Ever wonder about that? Ever wonder about the very existence of alien intelligence? (Hell, I wonder about it’s existence here on this planet!)
“Nature is often richer and more wondrous than our imagination”…Excerpt from referenced article below.
One thing’s for sure, with the ever-increasing discoveries of other planets and stars in completely new and larger galaxies utilizing more and more sophisticated technical equipment, we are feeling smaller and smaller and smaller…You do realize, of course, that our little planet is peanut-sized when compared to other planets within our own earth’s galaxy (look at galaxy as a celestial neighborhood). Damn, man, we are not even the biggest planet in a smaller galaxy!
Talk about NOT being the biggest fish in the pond…
Pretty damn insignificant are we…AND, we can’t even seem to live together in some kind of semblance of peace on this peanut planet in this peanut galaxy…much less accept a pretty puny new tech format in e-publishing!…We in bad shape, Kimosabe.
I thought everyone would enjoy this insight from a New York Times article by Ray Jayawardhana, a professor of astronomy and astrophysics at the University of Toronto AND the author of “Strange New Worlds: The Search for Alien Planets and Life Beyond Our Solar System.”:
Alien Life, Coming Slowly Into View
I REMEMBER the first time the concept of another world entered my mind. It was during a walk with my father in our garden in Sri Lanka. He pointed to the Moon and told me that people had walked on it. I was astonished: Suddenly that bright light became a place that one could visit.
Schoolchildren may feel a similar sense of wonder when they see pictures of a Martian landscape or Saturn’s rings. And soon their views of alien worlds may not be confined to the planets in our own solar system.
After millenniums of musings and a century of failed attempts, astronomers first detected an exoplanet, a planet orbiting a normal star other than the Sun, in 1995. Now they are finding hundreds of such worlds each year. Last month, NASA announced that 1,235 new possible planets had been observed by Kepler, a telescope on a space satellite. Six of the planets that Kepler found circle one star, and the orbits of five of them would fit within that of Mercury, the closest planet to our Sun.
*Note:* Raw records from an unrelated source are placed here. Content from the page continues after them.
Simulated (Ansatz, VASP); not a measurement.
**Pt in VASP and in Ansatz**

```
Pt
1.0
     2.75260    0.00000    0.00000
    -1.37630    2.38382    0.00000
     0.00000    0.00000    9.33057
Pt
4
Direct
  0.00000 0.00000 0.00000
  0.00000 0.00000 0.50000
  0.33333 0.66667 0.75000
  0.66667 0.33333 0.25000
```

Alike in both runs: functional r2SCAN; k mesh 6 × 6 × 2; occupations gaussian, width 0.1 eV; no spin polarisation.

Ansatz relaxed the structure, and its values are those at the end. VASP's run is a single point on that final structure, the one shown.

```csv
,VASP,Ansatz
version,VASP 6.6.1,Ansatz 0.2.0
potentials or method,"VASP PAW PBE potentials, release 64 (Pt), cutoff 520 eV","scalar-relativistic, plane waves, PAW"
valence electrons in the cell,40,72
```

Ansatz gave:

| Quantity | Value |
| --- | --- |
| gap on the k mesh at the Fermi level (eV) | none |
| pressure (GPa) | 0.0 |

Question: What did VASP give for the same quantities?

By timing the passages of these five planets across their sun’s visage — which provides confirmation of their planetary nature — we can witness their graceful dance with one another, choreographed by gravity. These discoveries remind us that nature is often richer and more wondrous than our imagination. The diversity of alien worlds has surprised us and challenged our preconceptions many times over.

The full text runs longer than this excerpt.